THAILAND: Avitez spouts first PLA bottle factory in Asean

The Bangkok-based Avitez Ltd has already manufactured the bottles in China using biopolylactic acid (PLA) derived from 100% corn. The bioplastic is made with technology and materials imported from the US.

Avitez was founded late last year by three partners including the Irish national Emer Gannon, now the company's sales and marketing director.

The company is scheduled to start manufacturing the bottles in Thailand in a few months. In addition to making PLA water bottles, it will fill them with Thai mineral water and sell them.

The Thai subsidiary is named Reangwa, and its manufacturing facility is in Chachoengsao's Bang Pakong district. Initial production is slated at 15,000 bottles per month.

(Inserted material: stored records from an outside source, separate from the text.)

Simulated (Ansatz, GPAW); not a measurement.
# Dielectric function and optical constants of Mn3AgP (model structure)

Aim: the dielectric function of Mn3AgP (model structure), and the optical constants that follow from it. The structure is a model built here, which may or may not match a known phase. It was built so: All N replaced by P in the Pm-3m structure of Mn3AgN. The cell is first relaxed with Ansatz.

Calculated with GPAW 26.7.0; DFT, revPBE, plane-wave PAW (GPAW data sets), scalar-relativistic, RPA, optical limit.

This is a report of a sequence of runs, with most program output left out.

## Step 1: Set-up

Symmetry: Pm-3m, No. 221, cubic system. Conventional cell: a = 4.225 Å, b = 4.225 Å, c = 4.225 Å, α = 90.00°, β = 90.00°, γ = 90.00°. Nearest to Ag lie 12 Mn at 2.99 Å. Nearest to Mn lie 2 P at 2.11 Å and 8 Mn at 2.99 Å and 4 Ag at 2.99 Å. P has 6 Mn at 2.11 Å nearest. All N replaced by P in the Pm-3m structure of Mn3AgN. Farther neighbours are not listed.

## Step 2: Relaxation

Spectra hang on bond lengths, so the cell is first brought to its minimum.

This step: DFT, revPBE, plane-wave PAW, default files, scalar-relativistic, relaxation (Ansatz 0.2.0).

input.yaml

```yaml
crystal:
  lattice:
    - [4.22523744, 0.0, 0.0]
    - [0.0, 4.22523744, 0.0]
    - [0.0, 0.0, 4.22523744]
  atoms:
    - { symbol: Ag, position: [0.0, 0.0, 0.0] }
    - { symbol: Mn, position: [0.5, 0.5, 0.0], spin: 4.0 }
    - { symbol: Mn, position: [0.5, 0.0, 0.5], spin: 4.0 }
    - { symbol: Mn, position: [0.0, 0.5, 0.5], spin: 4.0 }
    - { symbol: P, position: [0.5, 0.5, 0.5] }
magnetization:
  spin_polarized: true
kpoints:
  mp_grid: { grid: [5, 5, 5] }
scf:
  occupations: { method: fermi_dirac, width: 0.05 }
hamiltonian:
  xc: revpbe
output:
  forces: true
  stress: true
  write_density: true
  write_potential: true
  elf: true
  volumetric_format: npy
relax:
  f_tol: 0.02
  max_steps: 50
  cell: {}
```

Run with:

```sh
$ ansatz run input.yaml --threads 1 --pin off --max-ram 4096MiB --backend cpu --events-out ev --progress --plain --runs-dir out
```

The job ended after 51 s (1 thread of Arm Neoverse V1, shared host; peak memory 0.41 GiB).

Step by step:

"Our projection is that in six months, output will reach 300,000 bottles," said Mrs Gannon.

Currently, most 100%-PLA bottles are made in the US and Italy, with some small companies in Australia and New Zealand. The mineral water is sourced from the Thai-Myanmar border in Kanchanaburi province.

PLA bottles cost 3-4 times more than those made from petroleum-based plastics, she said.

A joint venture between PTT Plc and the US-based Nature Works will see the creation of a US$150-million PLA plant in Thailand in 2015. As a result, Avitez will be able to buy cassava-based PLA resins from the facility, hopefully reducing costs, said Mrs Gannon.

"Then our product will be 100% made in Thailand, supporting the government's green economy policy," she said.

Launched in June with the first delivery in August, Avitez mineral water is now available at five-star hotels and restaurants including the Sheraton, Westin, Kempinski and Le Me{aac}ridien hotels under Starwood Hotels and Resorts Worldwide; the Anantara hotels on Sathon Road and in
Hua Hin, Phuket and Chiang Rai; and the Plaza Athenee and Erawan hotels in Bangkok.

"The market is very niche at the moment, but I think the demand for eco-friendly products has been tremendous, so we expect the volume will grow greatly in the coming months," she said.

Avitez also sells to other Starwood chains outside Thailand and is considering the Hong Kong, Macau and Maldives markets.

The company is also in talks with the non-profit Thailand Institute of Packaging and Recycling Management for a Sustainable Environment to make Avitez available on Koh Samui, she said.

Avitez sells 350 and 500 millilitre bottles but plans to introduce 750-ml bottles soon, said Mrs Gannon.

The name Avitez is a play on words, meaning "to live", as the plants grown to produce Avitez bottles consume greenhouse gases.

Petroleum-based plastic bottles take up to 1,000 years to decompose, but Avitez bottles take just 80 days when industrially composed.

Plant-based bottles produce 60% less greenhouse gases and use 50% less fossil fuels in production, she said.

"Some 24 Avitez bottles save approximately one litre of oil," said Mrs Gannon, pointing out that 100%-PLA plastic can be recycled again and again to make the same quality bottle.

The label is printed directly onto the bottle, reducing the use of plastics.

As the firm delivers fresh bottles, Avitez will collect the used ones and send them to recycling plants, Mrs Gannon added.